Queer-coded Villains in Animation & Its Legacy in SPG
A video essay about the queer coding in the 90s animation Super Powerpuff Girl
This project is inspired by two film & media classes I took in college - “Queer/Camp Television” and “Animation”.
The animation class I took in my junior year offered me an immense exposure to both the history and the genre of animation. Later, the Queer/Camp Television class taught me how to analyze the latent queer/camp coding that embeds the mainstream American television series.
As I gradually watched and read more about the queer related resource, I began to realized that a lot of animations that I watched previously also embody a strong sense of campiness and queerness. Thus, I decide to explore and discuss the queer aesthetic with respect to one of my frequently watched children animation – The Powerpuff Girl (1998).
Growing up watching the television series, “him”, the major villains in the series, had always been the nightmare that really sticks to my mind. With flamboyant lipsticks, pointed eyelashes, campy high-heels, and most important red pompom skirt, “Him” stands out from the other characters in the show. As child watching the series, I would just thought “Him” as awkwardly weird but would never categories him as queer (I may not know about the notion of queerness at that small of age).
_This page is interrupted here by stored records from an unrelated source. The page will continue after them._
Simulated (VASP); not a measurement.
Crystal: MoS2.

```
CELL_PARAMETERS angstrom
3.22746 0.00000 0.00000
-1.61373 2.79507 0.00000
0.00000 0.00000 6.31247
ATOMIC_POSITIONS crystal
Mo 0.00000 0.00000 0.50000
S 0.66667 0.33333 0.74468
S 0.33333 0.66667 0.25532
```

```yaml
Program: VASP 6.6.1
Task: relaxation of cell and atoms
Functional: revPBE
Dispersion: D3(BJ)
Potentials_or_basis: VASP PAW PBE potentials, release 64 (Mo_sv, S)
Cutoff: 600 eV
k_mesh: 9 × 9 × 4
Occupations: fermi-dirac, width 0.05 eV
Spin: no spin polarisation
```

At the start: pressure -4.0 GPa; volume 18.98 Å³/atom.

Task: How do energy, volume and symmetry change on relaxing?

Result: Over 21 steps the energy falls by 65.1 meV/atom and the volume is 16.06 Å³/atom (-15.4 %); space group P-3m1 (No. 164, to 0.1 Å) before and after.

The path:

This project gave me an opportunities to explore the duality of Him’s characters, and at the same time reflect on the systematic bias in which villains are often coded as queer, gay in major studio productions.
In this 11-min video essay, I first shed light on the general background of camp/queer animation, illustrating the backlashes and pullbacks against queer characters’s appearance on screen.
Then I focused on the television series The Powerpuff Girl specifically, using two episodes, “Octil Evil” and “Bubble Vicious” to illustrate “Him”, the badass villain’s fusion of muscularity and femininity and the queerness he exudes throughout the series.
Finally, I expanded the topic further, investigating the history that lead to the legitimation of queer-coded villains, where I explained the social implication behind the villains as social outcast.